Chatterbox French Cross-Lingual Voice Cloning LoRA (Rank 32)

This repository contains a highly optimized LoRA adapter for the Chatterbox Multilingual TTS model, fine-tuned specifically for high-fidelity English-to-French cross-lingual voice cloning.

Model Description

  • Base Architecture: Chatterbox Multilingual TTS
  • Adapter Type: LoRA (Low-Rank Adaptation)
  • Optimization Strategy: Sparse Dataset Formulation (2 references per target)
  • LoRA Rank: 32 | Alpha: 64
  • Target Modules: q_proj, k_proj, v_proj, o_proj, gate_proj, up_proj, down_proj

Performance Metrics (RTX 4090, 100 Samples)

By switching to a low-redundancy "Sparse" dataset and training with Rank 32, this model achieves near-zero-shot levels of speaker preservation while significantly improving French phonetic accuracy.

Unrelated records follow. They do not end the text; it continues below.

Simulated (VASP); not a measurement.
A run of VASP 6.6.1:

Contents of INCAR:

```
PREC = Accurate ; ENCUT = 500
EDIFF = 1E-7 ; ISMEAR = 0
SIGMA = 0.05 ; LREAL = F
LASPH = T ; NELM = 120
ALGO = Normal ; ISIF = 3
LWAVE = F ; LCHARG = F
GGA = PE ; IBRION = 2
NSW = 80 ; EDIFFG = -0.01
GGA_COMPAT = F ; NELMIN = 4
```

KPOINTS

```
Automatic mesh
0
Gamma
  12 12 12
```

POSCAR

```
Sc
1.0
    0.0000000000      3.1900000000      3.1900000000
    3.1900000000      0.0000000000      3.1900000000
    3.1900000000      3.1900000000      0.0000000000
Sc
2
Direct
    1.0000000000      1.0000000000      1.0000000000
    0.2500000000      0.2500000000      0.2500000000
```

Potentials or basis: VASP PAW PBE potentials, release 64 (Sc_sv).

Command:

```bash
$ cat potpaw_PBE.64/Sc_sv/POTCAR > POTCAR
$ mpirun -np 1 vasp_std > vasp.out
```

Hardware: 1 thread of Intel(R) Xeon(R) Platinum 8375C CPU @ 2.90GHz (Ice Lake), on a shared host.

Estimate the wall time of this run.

  • Speaker Similarity: 0.8452 (Out of 1.0)
  • WER (Word Error Rate): 0.0758
  • chrF (Format/Prosody): 93.57
  • PESQ: 1.22
  • MCD (Mel-Cepstral Distortion): 13.29

How to use for Inference

You must have the Chatterbox framework installed to use this adapter.

import torch
import torch.nn as nn
from huggingface_hub import hf_hub_download
from chatterbox.mtl_tts import ChatterboxMultilingualTTS

# 1. Define LoRA mapping helper
class LoRALayer(nn.Module):
    def __init__(self, original, rank=32, alpha=64.0, dropout=0.05):
        super().__init__()
        self.original_layer = original
        self.scaling = alpha / rank
        in_f, out_f = original.in_features, original.out_features
        dev, dt = original.weight.device, original.weight.dtype
        self.lora_A = nn.Parameter(torch.zeros(rank, in_f, device=dev, dtype=dt))
        self.lora_B = nn.Parameter(torch.zeros(out_f, rank, device=dev, dtype=dt))
        self.lora_dropout = nn.Dropout(dropout) if dropout > 0 else nn.Identity()
        for p in self.original_layer.parameters():
            p.requires_grad = False

    def forward(self, x):
        return self.original_layer(x) + (self.lora_dropout(x) @ self.lora_A.T @ self.lora_B.T * self.scaling)

# 2. Load Base Model
device = "cuda" if torch.cuda.is_available() else "cpu"
model = ChatterboxMultilingualTTS.from_pretrained(device=device)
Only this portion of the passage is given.